When indie-rock singer-songwriter Kandle, 23, performs at the Alix Goolden Hall for Rifflandia on Saturday, it won’t be her first time working the venue. The last time she was paid to be there, she was working the door, hoping to make it on the stage someday. “It’s very exciting!” says Kandle. “Actually, it’s the first time I’ll be playing home.”
Her first band in B.C., The Blue Violets, started as a fun project with sister Coral Osbourne and friend Louise Burns. “In The Blue Violets they would laugh and make fun of me like, ‘Oh sure, Kandle will have a solo band,’ because we all just thought it was so unrealistic!” she says.
Though Kandle grew up in a musical family, she didn’t start learning to play guitar and sing until her late teens. “I was really bad at it!” she jokes with a self-deprecating laugh.
Kandle’s father, Neil Osbourne, is frontman of the popular band 54-40. Kandle credits her father for inspiring her and encouraging her to make music. Being a rock star’s daughter, however, presents certain challenges. “I guess when people in the industry in B.C. have known someone their whole life and still know them as the little girl falling in gymnastics class with her pigtails, it’s hard all of the sudden to take that little girl seriously.”
Kandle also recognizes that many people have the wrong impression about her father’s role in her career. “A lot of people think he controls me and . . . even think that he writes my songs,” she says. While Kandle says she and her father are close on a family level, she insists that she makes her music independently.

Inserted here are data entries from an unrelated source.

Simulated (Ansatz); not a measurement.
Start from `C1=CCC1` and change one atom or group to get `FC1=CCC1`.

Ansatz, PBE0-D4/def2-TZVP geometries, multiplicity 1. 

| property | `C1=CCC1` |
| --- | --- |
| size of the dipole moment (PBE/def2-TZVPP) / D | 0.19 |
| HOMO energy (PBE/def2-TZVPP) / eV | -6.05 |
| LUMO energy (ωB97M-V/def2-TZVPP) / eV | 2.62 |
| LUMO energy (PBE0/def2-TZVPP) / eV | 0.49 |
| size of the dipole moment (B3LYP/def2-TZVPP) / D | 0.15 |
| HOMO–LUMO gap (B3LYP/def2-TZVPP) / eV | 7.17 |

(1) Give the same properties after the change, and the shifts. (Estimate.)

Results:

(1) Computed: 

Kandle moved to Montreal in 2012 in an effort to establish a respected name on her own terms, without people immediately associating her with her father. Demonstrating her seriousness as a musician has been Kandle’s mission over the past two years, and her March debut album release, In Flames, affirmed her talent and artistry on an international scale.
Kandle’s band, The Krooks, consists of “a lot of really professional established older guys,” including Sam Goldberg of Broken Social Scene, Jason Kent of The Dears, and Tim Fletcher of The Stills.
Naturally, the dynamic in an all-male band is vastly different than Kandle’s previous all-female band. “You get a little girl-deprived when you’re touring around with older gentlemen 24/7. You’re like, sometimes I just want to talk about Gossip Girl and braid each other’s hair or something!” laughs Kandle. Nonetheless, Kandle praises her band-mates for helping her become a stronger musician and performer.
Though Kandle is steadily gaining popularity and acclaim, she still can’t support herself as a musician, and she works hard to pay the rent in other ways. “I sell things sometimes if I’m desperate,” she says, laughing. But to Kandle, that’s a reasonable part of living her passion.
“Everybody’s success story initially started with a failure story,” she says, “and I kind of hang on to that while I’m scrubbing other people’s toilets. It’s like, I know I’m on the radio right now as I’m scrubbing this toilet! But that’s life.”